Well, having played with a real linux distro on the NSLU2 for a while, I’ve reverted it to the stock firmware. It’s now nothing smarter than a disk-sharing box. Sure, it was cute being able to do these interesting things with it, but after a while you realise that you never actually ssh into it, and mt-daapd, which was the real reason I wanted the ability to install software on it, eats all the CPU, takes about an hour to start up with all the music on the drive, and almost 10 minutes to connect to, so I never use it. Let’s just revert to something I trust.
I was feeling a lack of toys, so I’ve acquired an NSLU2. This is a cute little (_really_ little) box that will plug into your external (USB2) harddisks and samba share them across an ethernet. Very nifty. For the most part, setting this stuff up was trivially easy, the only thing that annoyed me was that the box wants to format the drive ext3, so I have to do the juggling dance with a spare external drive and pour data from one to the other repeatedly, and now I’m sitting here watching 220 gigs of data move over the (100 meg) ethernet link, which is dull and slow.
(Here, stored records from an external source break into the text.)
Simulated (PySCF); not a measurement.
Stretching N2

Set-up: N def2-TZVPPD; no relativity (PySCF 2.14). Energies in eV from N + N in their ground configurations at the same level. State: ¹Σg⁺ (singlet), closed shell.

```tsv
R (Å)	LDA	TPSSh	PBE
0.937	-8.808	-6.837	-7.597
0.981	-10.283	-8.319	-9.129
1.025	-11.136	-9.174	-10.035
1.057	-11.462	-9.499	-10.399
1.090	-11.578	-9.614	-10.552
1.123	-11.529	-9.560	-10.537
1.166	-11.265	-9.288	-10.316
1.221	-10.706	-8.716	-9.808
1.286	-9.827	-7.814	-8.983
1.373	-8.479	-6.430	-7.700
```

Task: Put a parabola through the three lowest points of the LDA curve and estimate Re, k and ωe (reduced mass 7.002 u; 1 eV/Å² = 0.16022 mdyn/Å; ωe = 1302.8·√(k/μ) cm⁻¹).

Of course, out-of-the-box toys are never fun enough, and indeed, this thing runs linux and has now been hacked / upgraded / whatever, so I can ssh into it and cron rsyncs of the data to another computer, and it runs mt-daapd so the mp3 collection on it is automatically shared across the network, etc, etc. The important thing to do now is to not mess with it so much that I break it. That would be bad.